Utah Attorney General Mark Shurtleff has his deficiencies as an attorney general. Most notably, he's weak on illegal immigration, opposing SB81. In early July, Shurtleff also expressed opposition to passing a law in Utah similar to Arizona SB1070. He further addresses this issue on his personal blog.
But as a father, he may be second to none. He personifies the Biblical allegory of the shepherd given by Jesus Christ, in which the proverbial shepherd temporarily sets aside concern for the 99 sheep in order to look for the one lost sheep. In 2009, it was quite clear that Shurtleff was literally salivating at the thought of running against Senator Bob Bennett. He had even planned to commute between Washington D.C. and Utah if elected. By November 2009, he had raised $210,000 towards his campaign. Then on November 4th, 2009, Shurtleff detonated the bombshell - he was abandoning his campaign in order to look after his adopted daughter Danielle, who had struggled with substance abuse issues and had experienced a relapse.
Danielle had twice attempted suicide, but had received help, returned to school and her grades were good. Unfortunately, she started to spiral out of control, necessitating her placement in a residential treatment facility. But Shurtleff anticipated that Danielle might need even more time and support from her family. Complicating the issue was the fact that, after June 2010, when she turned 18, she could no longer be kept at the facility even if she needed further treatment.
The wisdom of Mark Shurtleff's decision to abandon his campaign has now become even more apparent. On July 29th, the Salt Lake Tribune revealed that Shurtleff recently found Danielle huddled behind a trash bin in Sandy. At a at a Westminster College gathering organized by CRC Health Group, a treatment organization, Shurtleff explained that Danielle's most recent problems began in late June, when she turned 18 and left a treatment center in southern Utah. She returned to Salt Lake, and after agreeing to strict household rules, which included staying away from people who had previously gotten her in trouble with drugs, she moved back into the family home in the second week of July. But a mere four days later, she violated that rule. When the family objected, Danielle decided to leave home and live on the streets instead.
About a week ago, Sandy police called saying they had found her in a ditch off of State Street. She was sober and doing nothing wrong, so they were unable to detain her. Shurtleff said he spent the next few nights driving around Sandy, and ultimately found her when he decided to check a Taco Bell’s parking lot. She was still sober, which he said surprised him. Danielle finally acknowledged that she was tired of being homeless and wanted to come home. Instead, Shurtleff hooked her up with another former substance abuser who had overcome his addiction; he had a room available in a Midvale house.

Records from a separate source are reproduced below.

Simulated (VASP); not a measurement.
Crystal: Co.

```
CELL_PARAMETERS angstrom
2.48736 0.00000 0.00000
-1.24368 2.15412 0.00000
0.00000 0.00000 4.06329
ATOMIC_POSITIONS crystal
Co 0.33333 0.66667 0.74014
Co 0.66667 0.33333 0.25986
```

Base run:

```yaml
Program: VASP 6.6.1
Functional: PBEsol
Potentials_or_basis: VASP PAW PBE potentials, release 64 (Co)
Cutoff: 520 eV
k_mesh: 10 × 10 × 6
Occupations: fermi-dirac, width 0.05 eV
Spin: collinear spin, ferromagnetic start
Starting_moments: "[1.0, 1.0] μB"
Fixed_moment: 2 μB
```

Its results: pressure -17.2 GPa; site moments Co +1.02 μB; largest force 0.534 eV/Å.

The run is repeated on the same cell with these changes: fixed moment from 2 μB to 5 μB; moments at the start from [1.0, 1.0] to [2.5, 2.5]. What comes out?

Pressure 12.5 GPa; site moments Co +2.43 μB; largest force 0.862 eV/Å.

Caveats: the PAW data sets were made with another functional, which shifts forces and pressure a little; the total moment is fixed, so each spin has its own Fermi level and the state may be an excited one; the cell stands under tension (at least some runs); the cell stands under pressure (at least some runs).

It's obvious from this account that Mark Shurtleff's decision to abandon his campaign for the sake of his daughter was inspired. He must have sensed that he could not both run a full-time campaign for elective office (a campaign which subsequent events indicate he would have won) and meet the time-consuming needs of his daughter simultaneously. So he chose to sacrifice his higher ambitions for the sake of his daughter...and possibly his wife as well, because had he continued with his campaign, his wife's burdens would undoubtedly have become greater.
Mark Shurtleff may be a mediocre Attorney General, but he exemplifies what fatherhood is all about. Perhaps we should separate Mark Shurtleff the father from Mark Shurtleff the Attorney General. The comments I saw posted to Glen Warchol's post on this issue were vindictive, mean-spirited, and downright despicable. Criticizing a man's politics is fair discourse; attacking a man's family is inexcusable.